1. Segment the sentence into words, then use Word2Vec to train word vectors;

2. Use a Convolutional Neural Network (in this type of extraction problem, CNNs often perform better than RNNs) to perform convolution and obtain an output with the same dimension as the word vector;

3. The loss function is the cosine similarity between the output vector and the vector of the core word in the training sample.

Thus, to find the core words of a sentence, I only needed to calculate an output vector for each sentence and then compare its cosine similarity with the vector of each word in the sentence, sorting them in descending order. The obvious advantage of this method is its fast processing speed. In the end, I used this model to achieve an accuracy of 0.35 on the public evaluation set. Later, I felt it was difficult to improve and abandoned this approach.

Worshiping the 0.7 masters

Why did I give up? In fact, while this approach performed well in the "Core Recognition" part, its fatal flaw was its dependence on word segmentation performance. Segmentation systems often split core entities composed of long words. For example, "Zhu Family Garden" (朱家花园) might be split into "Zhu Family/Garden" (朱家/花园). After segmenting, it becomes much more difficult to integrate them back. Consequently, I referred to the article "【Chinese Word Segmentation Series】 4. seq2seq Character Labeling based on Bidirectional LSTM" and adopted the sequence labeling approach, as it does not clearly depend on segmentation results. Ultimately, I achieved 0.56 accuracy using this method.

The main steps were:

1. Segment the sentences and train word vectors with Word2Vec;

2. Convert the output into a 5-tag labeling problem: b (beginning of core entity), m (middle of core entity), e (end of core entity), s (single word as core entity), x (non-core entity part);

3. Use a dual-layer Bidirectional LSTM for prediction and the Viterbi algorithm for labeling.

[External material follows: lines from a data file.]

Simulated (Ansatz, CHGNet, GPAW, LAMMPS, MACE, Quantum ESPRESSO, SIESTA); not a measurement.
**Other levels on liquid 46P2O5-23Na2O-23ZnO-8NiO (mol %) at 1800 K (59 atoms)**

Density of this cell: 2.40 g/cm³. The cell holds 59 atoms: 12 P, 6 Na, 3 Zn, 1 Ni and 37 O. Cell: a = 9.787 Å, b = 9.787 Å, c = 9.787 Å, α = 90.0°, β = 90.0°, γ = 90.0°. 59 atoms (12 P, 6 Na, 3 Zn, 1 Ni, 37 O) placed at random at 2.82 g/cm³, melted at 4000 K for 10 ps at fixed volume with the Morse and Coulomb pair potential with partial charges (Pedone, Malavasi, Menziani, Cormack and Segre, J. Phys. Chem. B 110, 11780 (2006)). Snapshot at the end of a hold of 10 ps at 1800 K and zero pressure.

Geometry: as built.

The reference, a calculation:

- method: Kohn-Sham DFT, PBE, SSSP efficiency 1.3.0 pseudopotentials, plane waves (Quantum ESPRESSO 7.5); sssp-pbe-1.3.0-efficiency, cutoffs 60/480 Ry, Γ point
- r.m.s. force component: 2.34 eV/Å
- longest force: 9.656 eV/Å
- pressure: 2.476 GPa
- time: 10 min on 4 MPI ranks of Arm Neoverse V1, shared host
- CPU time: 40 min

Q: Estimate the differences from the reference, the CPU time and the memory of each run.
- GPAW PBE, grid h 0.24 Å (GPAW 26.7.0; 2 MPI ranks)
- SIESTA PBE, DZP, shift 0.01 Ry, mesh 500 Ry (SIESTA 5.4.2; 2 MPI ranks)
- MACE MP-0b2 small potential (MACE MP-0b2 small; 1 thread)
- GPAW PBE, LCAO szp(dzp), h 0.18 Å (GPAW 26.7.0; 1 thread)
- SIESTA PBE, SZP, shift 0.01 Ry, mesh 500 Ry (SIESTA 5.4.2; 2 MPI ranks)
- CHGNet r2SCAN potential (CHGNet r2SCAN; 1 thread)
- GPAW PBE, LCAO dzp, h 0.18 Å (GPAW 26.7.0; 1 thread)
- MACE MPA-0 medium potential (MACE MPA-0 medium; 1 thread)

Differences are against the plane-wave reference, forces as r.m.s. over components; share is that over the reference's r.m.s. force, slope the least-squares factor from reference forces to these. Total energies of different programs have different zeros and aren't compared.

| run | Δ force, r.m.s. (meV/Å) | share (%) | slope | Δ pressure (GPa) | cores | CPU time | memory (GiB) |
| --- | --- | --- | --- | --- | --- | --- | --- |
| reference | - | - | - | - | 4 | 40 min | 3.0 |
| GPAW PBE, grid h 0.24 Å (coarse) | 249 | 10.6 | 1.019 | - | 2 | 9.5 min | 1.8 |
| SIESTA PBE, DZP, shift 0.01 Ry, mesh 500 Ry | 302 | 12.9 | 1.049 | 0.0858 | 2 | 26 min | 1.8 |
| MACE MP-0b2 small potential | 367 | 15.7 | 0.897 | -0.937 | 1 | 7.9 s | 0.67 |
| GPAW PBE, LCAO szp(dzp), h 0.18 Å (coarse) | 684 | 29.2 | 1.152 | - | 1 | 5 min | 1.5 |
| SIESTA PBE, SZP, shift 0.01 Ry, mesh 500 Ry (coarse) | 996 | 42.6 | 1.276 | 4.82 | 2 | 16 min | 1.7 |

Finally, it is worth mentioning that according to this approach, one could even perform core entity recognition without prior word segmentation. However, generally speaking, segmented results are better, and segmentation helps reduce sentence length (a 100-character sentence becomes a 50-word sentence after segmentation), which is beneficial for reducing model parameters. Here, we only need a simple segmentation system without needing its built-in new word discovery features.

Transfer Learning

Before using this approach, I was very uncertain about its final effectiveness. The main reason was: Baidu provided 12,000 training samples, but there were 200,000 test samples. This ratio is so disparate that the performance seemed unlikely to be good. Furthermore, there are 5 tags, and compared to the 'x' tag, the numbers for the other four tags are very small. With only 12,000 training samples, there seemed to be a serious issue of insufficient data.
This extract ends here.